I was born on a farm in Northern Ontario in 1938. After graduating from high school at the age of eighteen, I taught public school for a year (yes, that was done in Ontario in the mid-50s), worked as a laboratory technician in a chromium plant for a year, and saved enough money to register in a very new co-operative engineering degree program at UWaterloo .
The deal was to study, and study hard for three months, then work in the industry for three months at jobs arranged through the placement office. A report on what was done and what was learned during the work session was required and was graded. During the work sessions I worked as a hard rock miner, a construction surveyor and inspector, a draftsman, and a research assistant. I graduated with a Bachelor of Applied Science in Civil Engineering in 1963, and with the encouragement of Professors Lind and Sherburne, went on to receive a Masters in Civil Engineering from Lehigh University in 1965.
Beginning in 1965, Shell Oil employed me for 35 years in the area of offshore oil and gas development, where I worked extensively in systems research, design, construction, installation, and project and program management. It was a pioneering time in the offshore industry. At that time, the deepest water production platforms were in a couple of hundred feet of water, so I was fortunate to become involved in many new and different engineering and project challenges in deeper and deeper water.
By the mid-80s, I was the Design Supervisor on two of the deepest oil and gas fixed platforms ever installed. As Manager of Shell Offshore Deepwater Projects in the 1990’s, I was involved with outstanding teams, setting many water depth records for floating platforms and subsea systems installed in the Gulf of Mexico, in 3000 to 4000 feet of water. Three of the projects received the coveted American Society of Civil Engineers (ASCE) Outstanding Civil Engineering Achievement Award.

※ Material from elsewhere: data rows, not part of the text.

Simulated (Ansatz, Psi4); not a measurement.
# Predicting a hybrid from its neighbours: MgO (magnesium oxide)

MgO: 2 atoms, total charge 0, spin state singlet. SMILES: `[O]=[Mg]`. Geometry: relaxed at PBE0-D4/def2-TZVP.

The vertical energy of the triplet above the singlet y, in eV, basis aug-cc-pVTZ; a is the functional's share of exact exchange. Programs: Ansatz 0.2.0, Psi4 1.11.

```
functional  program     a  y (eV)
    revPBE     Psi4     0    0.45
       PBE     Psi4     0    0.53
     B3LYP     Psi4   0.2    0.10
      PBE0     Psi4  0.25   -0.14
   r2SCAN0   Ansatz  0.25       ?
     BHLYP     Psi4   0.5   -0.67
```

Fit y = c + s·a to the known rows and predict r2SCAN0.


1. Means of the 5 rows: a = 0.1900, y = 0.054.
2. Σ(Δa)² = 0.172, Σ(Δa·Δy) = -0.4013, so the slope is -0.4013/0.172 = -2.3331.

All of this occurred because a friend in 1958 told me about a new program at Waterloo College, where one could study for three months, work for three months, and get a degree in Engineering in five years. That opportunity opened many doors for many of us Ontario farm kids. Like many of my friends from those early years, I was the first person in my family to go to university, and a whole new world opened up. (For those who are interested in how UWaterloo came to be, I recommend the book, "Of Mud and Dreams".)
I have fond memories of UWaterloo and the early days. I graduated in a Civil Engineering class of seventeen, when the University had barely a thousand (more or less) students. While this award as an industry pioneer is very satisfying to me, I consider being a part of the Cooperative Education “pioneering” effort led by President Hagey, Dean Wright and Mr. Barber at the placement office as the beginning of many good things in my life.